Transcript of G2012-121 NW Forest

My name's Robert Kennedy. I'm an Assistant Professor in the Department of Earth and Environment at Boston University.

All of these images are numbers. Now we can display them on a monitor as different colors, but what we work with, analytically, are the numbers themselves.

When we're looking at how processes affect landscapes you need to understand how the processes unfold over time.

Hindsight's 20/20. Landsat gives you that hindsight. In the Pacific Northwest, known for its timber, for producing lumber. So you've got a stable forest and it looks kind of the same to the satellite over time. Then you come along and cut down all the trees – boom, it's a lot brighter. So you can think of subtracting one part of the information.

And the other thing is that you've revealed something new which is the soil, the rocks. So you've added this soil in there, this signal that sort of bursts out at you like a flag. That soil signal that was there, that you saw right after the clear cut, immediately starts getting obscured - grass will come in, shrubs will come in.... So as that happens the soil gets covered up.

So you can actually watch that whole process happen, from an older forest to this bright soil to recovering vegetation.
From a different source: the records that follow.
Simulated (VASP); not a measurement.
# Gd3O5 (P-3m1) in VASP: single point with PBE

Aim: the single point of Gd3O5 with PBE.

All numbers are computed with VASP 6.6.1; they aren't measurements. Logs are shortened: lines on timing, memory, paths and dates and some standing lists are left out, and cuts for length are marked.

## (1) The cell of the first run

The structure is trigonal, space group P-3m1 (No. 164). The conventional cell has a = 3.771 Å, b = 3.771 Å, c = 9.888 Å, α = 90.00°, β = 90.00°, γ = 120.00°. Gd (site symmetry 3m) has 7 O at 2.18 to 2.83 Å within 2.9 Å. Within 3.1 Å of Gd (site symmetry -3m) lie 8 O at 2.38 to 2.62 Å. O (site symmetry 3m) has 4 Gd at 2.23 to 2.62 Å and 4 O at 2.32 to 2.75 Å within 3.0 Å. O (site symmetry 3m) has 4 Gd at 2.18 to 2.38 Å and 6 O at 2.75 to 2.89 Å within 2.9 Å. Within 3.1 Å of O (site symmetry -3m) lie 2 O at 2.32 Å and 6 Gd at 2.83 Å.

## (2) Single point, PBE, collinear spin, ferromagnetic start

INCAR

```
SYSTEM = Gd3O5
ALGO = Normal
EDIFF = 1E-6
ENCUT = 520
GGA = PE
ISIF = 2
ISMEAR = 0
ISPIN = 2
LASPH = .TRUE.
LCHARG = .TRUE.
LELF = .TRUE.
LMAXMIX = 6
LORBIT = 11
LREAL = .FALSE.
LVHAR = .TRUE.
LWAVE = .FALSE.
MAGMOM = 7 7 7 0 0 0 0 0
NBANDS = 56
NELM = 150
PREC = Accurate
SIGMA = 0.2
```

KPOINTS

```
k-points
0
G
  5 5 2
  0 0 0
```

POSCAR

So the progression in the bark beetle case, we have a fairly stable lodgepole forest. There'll be sort of an explosion, an epidemic of these beetles. Our color scheme goes from stable forest which is in tones of blue to this bright red coming from the soil and from branches and things that are revealed when the trees lose their needles and when the needles change color.

One of the insects that's increasingly important is [the] Western Spruce Budworm. They don't go in and kill the tree outright, but come in and eat the buds or the young needles off a tree. So the satellite sees that as a bit of a darkening of the picture over time. By the end of the time period, we see pure yellow and that's associated with broadleaf shrubs, it could even be a shrub field, just dense. Those bugs have changed the environment for everything else there, and the 'everything else' there--in this part of the world--are shrubs: rhododendrons, other shrubs that are usually hanging out underneath the trees where its kind of dark and shady. Boom, they get all this light, they love it, they grow like gangbusters.

One of the interesting things about managing forests in the Pacific Northwest, you can see a very strict delineation on your landscape from the satellite's perspective, and that's just a manifestation of the policy differences, of the ownership differences.

The idea behind science is to develop understanding, ultimately to be able to predict and understand processes. When we look at a change, when we look at those graphs of life histories of individual pixels, it's that the numbers that drive everything. It's the numbers that we use to look at how severe things are. It's the numbers that we to quantify how long did it take or when did that start or how big was that clear cut. The Landsat perspective is really the only tool that lets you look at what's going on at the scale that you're interested in where you can see individual events and harvests and roads and houses – and at the same time look at the whole landscape.